From a traditional economic standpoint, this is a good thing. Wealth is being created as goods are moved into the hands of the individual who values them most. But the traditional economic standpoint leaves some things out. Consider the effects of this one-time flood on the market in marketplaces. EBay, as the first online auction house to achieve widespread brand recognition, enjoys considerable network effects: people buy on eBay because eBay has more sellers, and they sell on eBay because it has more buyers. A buyers can switch to a different auction site with relatively little trouble, but a seller's positive feedback points are not transferrable. The network effect, and particularly the first-mover advantage created by the backlog of pent-up demand, thus creates a lasting barrier to entry for would-be competitors, even ones as otherwise powerful as Amazon or Yahoo.

Having established what amounts nearly to a monopoly, eBay can now appropriate the rents that its barrier to entry creates, either by raising prices (or not lowering them as their economies of scale grow) or by imposing restrictive terms (for example by refusing to involve themselves in disputes). It would be hard, of course, to demonstrate in a courtroom that they had done any such thing, since one would have to determine the prices or terms that would exist in a competitive market in marketplaces that doesn't exist but probably couldn't exist. But economic theory points strongly in that direction, and that should at least be cause for concern.

What has been learned? Not that eBay is basically corrupt, or that its benefits are wholly illusory. The sorts of arguments that I have offered, abstract and qualitative as they are, cannot demonstrate anything about the magnitude of the pathologies relative to that of the indisputable benefits. Nonetheless, eBay is a portent of a world in which everyone is connected to everyone else. Such a world can seem like a utopia of decentralization, inasmuch as it appears to be ordered purely through the mutual agreements of individuals instead of the top-down dictates of the state. But appearances can be deceiving.

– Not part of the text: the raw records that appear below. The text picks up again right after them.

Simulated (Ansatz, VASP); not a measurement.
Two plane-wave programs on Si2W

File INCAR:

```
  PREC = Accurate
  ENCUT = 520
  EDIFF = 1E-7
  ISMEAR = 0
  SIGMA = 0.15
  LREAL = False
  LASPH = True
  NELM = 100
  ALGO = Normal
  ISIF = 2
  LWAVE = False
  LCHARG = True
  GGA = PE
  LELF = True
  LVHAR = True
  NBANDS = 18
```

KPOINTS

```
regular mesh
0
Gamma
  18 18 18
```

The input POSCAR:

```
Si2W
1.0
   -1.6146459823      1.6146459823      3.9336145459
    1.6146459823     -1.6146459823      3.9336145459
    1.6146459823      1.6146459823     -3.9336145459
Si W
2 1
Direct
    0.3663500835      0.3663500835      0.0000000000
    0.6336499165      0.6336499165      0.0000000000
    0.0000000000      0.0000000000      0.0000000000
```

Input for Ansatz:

If everyone is to be connected to everyone else, then someone must provide the switchboard through which all of those connections happen. In this case that someone is eBay. If markets are to be the governing principle of our networked society, then markets will also determine the structure of markets. Markets only work if certain conditions obtain, and in the case of the market in marketplaces it is far from obvious that they do obtain. Indeed, as we have seen, principled arguments can be made to the contrary. Maybe I'm wrong: maybe these effects aren't significant in their magnitude, maybe other effects will arise to counteract them, or maybe the bad effects are simply the downside of the best possible means of realizing gains to trade. But let's not jump to conclusions. If my concerns are well-founded then the networked world is a world of monopolies that hold great power over the relationships between everyone and everyone else. Such a world may be better, relatively speaking, than the world we have now. But perhaps there is a better way still, and if so we should find it soon before it's too late.